21 KiB
CTF Reverse Engineering Pattern Recognition
This document provides pattern recognition guides for common CTF reverse engineering challenges. Focus on identifying patterns quickly to guide your solution strategy.
Cryptographic Patterns
Simple XOR Patterns
Recognition Signature:
Single-byte XOR:
for (i = 0; i < len; i++)
output[i] = input[i] ^ 0xKEY;
Multi-byte XOR (repeating key):
for (i = 0; i < len; i++)
output[i] = input[i] ^ key[i % keylen];
Rolling XOR:
xor_val = seed;
for (i = 0; i < len; i++) {
output[i] = input[i] ^ xor_val;
xor_val = next_value(xor_val); // Linear congruential or similar
}
What to look for:
- Very short functions (5-15 lines decompiled)
- XOR operation in loop
- Constant value or small array
- Modulo operation for key index (
i % keylen)
ReVa detection:
search-decompilation pattern="\\^" caseSensitive=false
→ Find XOR operations
get-decompilation of suspicious function
→ Look for loop with XOR
read-memory at key location
→ Extract XOR key
Solution approach:
- XOR is self-inverse:
decrypt(x) = encrypt(x) - If you have ciphertext + key: plaintext = ciphertext XOR key
- If you have plaintext + ciphertext: key = plaintext XOR ciphertext
- If you have partial known plaintext: derive key, decrypt rest
Base64 and Variants
Recognition Signature:
Character lookup table (64-character alphabet):
Standard: ABCDEFGHIJKLMNOPQRSTUVWXYZabcdefghijklmnopqrstuvwxyz0123456789+/
Custom: May use different alphabet
Bit manipulation:
3 bytes → 4 encoded characters
Shifting and masking: (data >> 18) & 0x3F
Padding:
'=' characters or custom padding
What to look for:
- 64-character string constant (lookup table)
- Bit shifting:
>> 6,>> 12,>> 18 - Masking:
& 0x3F(6 bits) - 3-to-4 or 4-to-3 byte conversion ratio
- Padding logic
ReVa detection:
search-strings-regex pattern="[A-Za-z0-9+/]{64}"
→ Find base64 alphabet
search-decompilation pattern="& 0x3f"
→ Find 6-bit masking (base64 characteristic)
get-decompilation of encoding function
→ Confirm 3→4 byte transformation
Solution approach:
- If standard base64: use standard decoder
- If custom alphabet: map custom → standard, then decode
- Reverse engineering: identify alphabet, implement decoder
Block Cipher Patterns (AES, DES, etc.)
Recognition Signature:
AES characteristics:
- 128-bit (16-byte) blocks
- 10, 12, or 14 rounds (for 128, 192, 256-bit keys)

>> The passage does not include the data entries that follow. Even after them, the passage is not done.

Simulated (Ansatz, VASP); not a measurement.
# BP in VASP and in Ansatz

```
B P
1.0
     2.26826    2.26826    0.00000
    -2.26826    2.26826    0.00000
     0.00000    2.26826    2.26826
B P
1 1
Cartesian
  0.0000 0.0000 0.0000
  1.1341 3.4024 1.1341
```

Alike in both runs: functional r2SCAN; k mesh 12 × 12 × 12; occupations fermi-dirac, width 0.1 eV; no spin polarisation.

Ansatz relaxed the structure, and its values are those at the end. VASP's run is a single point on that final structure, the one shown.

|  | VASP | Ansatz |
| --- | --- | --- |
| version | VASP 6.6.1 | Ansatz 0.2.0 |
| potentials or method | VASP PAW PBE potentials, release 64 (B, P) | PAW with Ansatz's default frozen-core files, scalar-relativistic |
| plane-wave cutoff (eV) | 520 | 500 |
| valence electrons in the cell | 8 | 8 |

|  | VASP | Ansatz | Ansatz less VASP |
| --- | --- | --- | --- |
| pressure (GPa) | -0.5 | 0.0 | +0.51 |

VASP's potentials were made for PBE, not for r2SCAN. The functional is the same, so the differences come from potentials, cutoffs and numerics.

- S-box: 256-byte constant array starting 63 7c 77 7b f2 6b 6f c5...
- Mix columns, shift rows operations
- Key schedule expansion
DES characteristics:
- 64-bit (8-byte) blocks
- 16 rounds
- Permutation tables (IP, FP, E, P, S-boxes)
- Feistel structure (split, swap, repeat)
What to look for:
Nested loops:
for (round = 0; round < NUM_ROUNDS; round++)
for (i = 0; i < BLOCK_SIZE; i++)
state[i] = transform(state[i], key[round]);
Large constant arrays:
uint8_t sbox[256] = {0x63, 0x7c, 0x77, ...};
Block processing:
Fixed-size chunks (16 bytes for AES, 8 for DES)
Key schedule:
Function deriving round keys from master key
ReVa detection:
search-decompilation pattern="(for.*round|for.*0x10)"
→ Find round loops
read-memory at constant arrays
→ Compare first bytes to known S-boxes:
AES: 63 7c 77 7b f2 6b 6f c5
DES S1: 0e 04 0d 01 02 0f 0b 08
get-decompilation with focus on nested loops
→ Count iterations (round count indicates key size)
Solution approach:
- Identify algorithm by S-box or constants
- Extract key from memory or key schedule
- Use standard implementation to decrypt
- For custom implementations, replicate in Python/C
Stream Cipher Patterns (RC4, etc.)
Recognition Signature:
RC4 characteristics:
KSA (Key Scheduling Algorithm):
for i = 0 to 255: S[i] = i
for i = 0 to 255: swap S[i] with S[(S[i] + key[i % keylen]) % 256]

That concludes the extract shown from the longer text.